Nicaraguans living in exile in Costa Rica and the United States gathered this weekend to demand justice for victims of the 2018 protests and international pressure to end the government of Daniel Ortega and Rosario Murillo. Hundreds attended religious services and public acts on the eighth anniversary of the repression that began in April 2018 and left more than 300 people dead. Events took place in San José and in U.S. cities including Miami, Los Angeles, Charlotte, Indianapolis, Washington and New York.
“No democracy or peace exists without justice,” said a relative of one victim who asked not to be named. She read a statement during a homily at the San Francisco church in San José, where thousands of Nicaraguans have taken refuge. Relatives of the dead attended the service, among them Claudia Vargas, widow of retired army major Roberto Samcam. She holds the Ortega government responsible for his killing last June in Costa Rica.
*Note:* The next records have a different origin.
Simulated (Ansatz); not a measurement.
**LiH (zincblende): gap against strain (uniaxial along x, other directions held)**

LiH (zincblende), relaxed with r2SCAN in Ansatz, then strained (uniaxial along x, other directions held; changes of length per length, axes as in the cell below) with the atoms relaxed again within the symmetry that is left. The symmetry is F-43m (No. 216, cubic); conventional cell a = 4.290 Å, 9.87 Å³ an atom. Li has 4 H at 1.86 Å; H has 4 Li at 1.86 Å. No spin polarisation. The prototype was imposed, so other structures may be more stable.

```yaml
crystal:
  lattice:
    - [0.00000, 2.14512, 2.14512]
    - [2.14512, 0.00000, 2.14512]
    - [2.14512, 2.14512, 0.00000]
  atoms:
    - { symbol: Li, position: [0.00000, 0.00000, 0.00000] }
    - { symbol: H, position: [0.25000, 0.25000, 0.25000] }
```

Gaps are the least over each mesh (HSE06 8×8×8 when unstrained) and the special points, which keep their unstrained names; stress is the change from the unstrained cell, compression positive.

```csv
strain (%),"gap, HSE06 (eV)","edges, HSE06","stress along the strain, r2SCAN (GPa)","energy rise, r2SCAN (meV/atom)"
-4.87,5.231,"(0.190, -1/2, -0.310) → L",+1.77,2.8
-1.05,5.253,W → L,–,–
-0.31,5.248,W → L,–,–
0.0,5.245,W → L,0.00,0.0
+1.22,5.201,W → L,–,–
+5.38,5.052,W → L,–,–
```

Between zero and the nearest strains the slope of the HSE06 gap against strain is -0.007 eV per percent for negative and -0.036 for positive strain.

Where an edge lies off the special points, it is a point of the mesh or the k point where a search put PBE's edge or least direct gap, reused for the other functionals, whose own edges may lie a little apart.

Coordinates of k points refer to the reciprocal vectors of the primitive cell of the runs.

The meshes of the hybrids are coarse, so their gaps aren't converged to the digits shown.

Outside the church, families placed dozens of photographs with the names of those killed. Exiled Nicaraguan media reported parallel activities in the listed U.S. cities. In Miami, Auxiliary Bishop of Managua Silvio Báez, who lives in exile in the United States, spoke at Santa Ágatha church. He recalled that a criminal dictatorship responded to the April 2018 protests with violence, repressing and killing hundreds of Nicaraguans.
At that event, several organizations signed a 13-point proclamation. They asked the Organization of American States, the United Nations, the United States and the European Union to support a democratic transition in Nicaragua. The Inter-American Commission on Human Rights issued a statement on the anniversary. It condemned ongoing human rights violations in Nicaragua and called on the government to restore the rule of law, stop repression, release political prisoners immediately and end impunity.
Under the Ortega-Murillo government, hundreds of thousands of Nicaraguans have gone into exile. The list includes politicians, intellectuals, religious leaders, students, social activists and journalists. Some were expelled in recent years and stripped of their Nicaraguan nationality.
Ortega and Murillo have described the 2018 demonstrations as a U.S.-backed coup attempt. The United States and other governments view the Ortega administration as a dictatorship and have imposed sanctions on Ortega, Murillo, their children, military officers, police commanders and other officials.
Ortega, now 80, first governed Nicaragua in the 1980s. After years in opposition, he won the presidency again in 2007 and has held power since through elections widely questioned by the international community. The weekend commemorations kept the focus on memory and accountability. Families and organizations repeated the same message across borders: the victims of 2018 have not been forgotten, and the demand for justice remains.